Zucchini with mint and vinegar also know as zucchini alla scapece is a traditional side dish from Sicily and it is amazing, delicious and perfect for summer. What I like about this dish is that you can eat it on its own or with bread, you can pair it with fish, meat, used as antipasto or on a charcuterie board or one of my favourites, a secret weapon on a sandwich. I enjoy this dish cold or at room temperature, which is how it is meant to be eaten. Enjoy!

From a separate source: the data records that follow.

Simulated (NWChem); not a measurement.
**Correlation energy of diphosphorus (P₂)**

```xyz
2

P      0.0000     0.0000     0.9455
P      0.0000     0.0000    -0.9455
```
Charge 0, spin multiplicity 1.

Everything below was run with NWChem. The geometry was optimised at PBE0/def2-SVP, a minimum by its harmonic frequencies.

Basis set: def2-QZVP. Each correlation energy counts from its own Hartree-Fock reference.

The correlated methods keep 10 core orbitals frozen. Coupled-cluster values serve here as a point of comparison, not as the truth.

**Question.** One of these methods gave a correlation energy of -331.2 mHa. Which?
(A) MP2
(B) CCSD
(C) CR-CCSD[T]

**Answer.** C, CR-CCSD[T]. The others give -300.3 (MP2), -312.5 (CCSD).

ZUCCHINI WITH MINT, GARLIC AND WHITE WINE VINEGAR
Recipe by Mark Calaminici | Food Loves Company
For the marinade/dressing
1/2 cup extra virgin olive oil
2-3 tbsp. White wine vinegar
1-2 garlic cloves, sliced or finely chopped
Fresh mint leaves, to taste
Salt, to taste
Freshly cracked pepper, to taste
Chili flakes, to toaste
Zucchini, sliced into 1/4 inch thick rounds
Salt, if pre-salting
Olive oil or neutral oil, for frying
1. Combine all the ingredients for the marinade/dressing in a bowl and mix to combine. Set aside.
2. On a wire rack or even in a large bowl, salt the zucchini slices and let sit for about an hour to help release any excess moisture. Just before frying, pat them dry with a paper towel. In a deep pan or pot, add enough oil for frying. Once hot, add zucchini and fry in batches until golden brown and set aside on a plate lined with paper towel. You can season with salt if you skipped the pre-salting process.
3. Place the zucchini in a dish, while still hot or warm. Add the marinade/dressing and mix to combine. Cover and let sit out for a couple hours or in the fridge overnight. Serve cold or at room temperature. You can season with flaky salt when serving.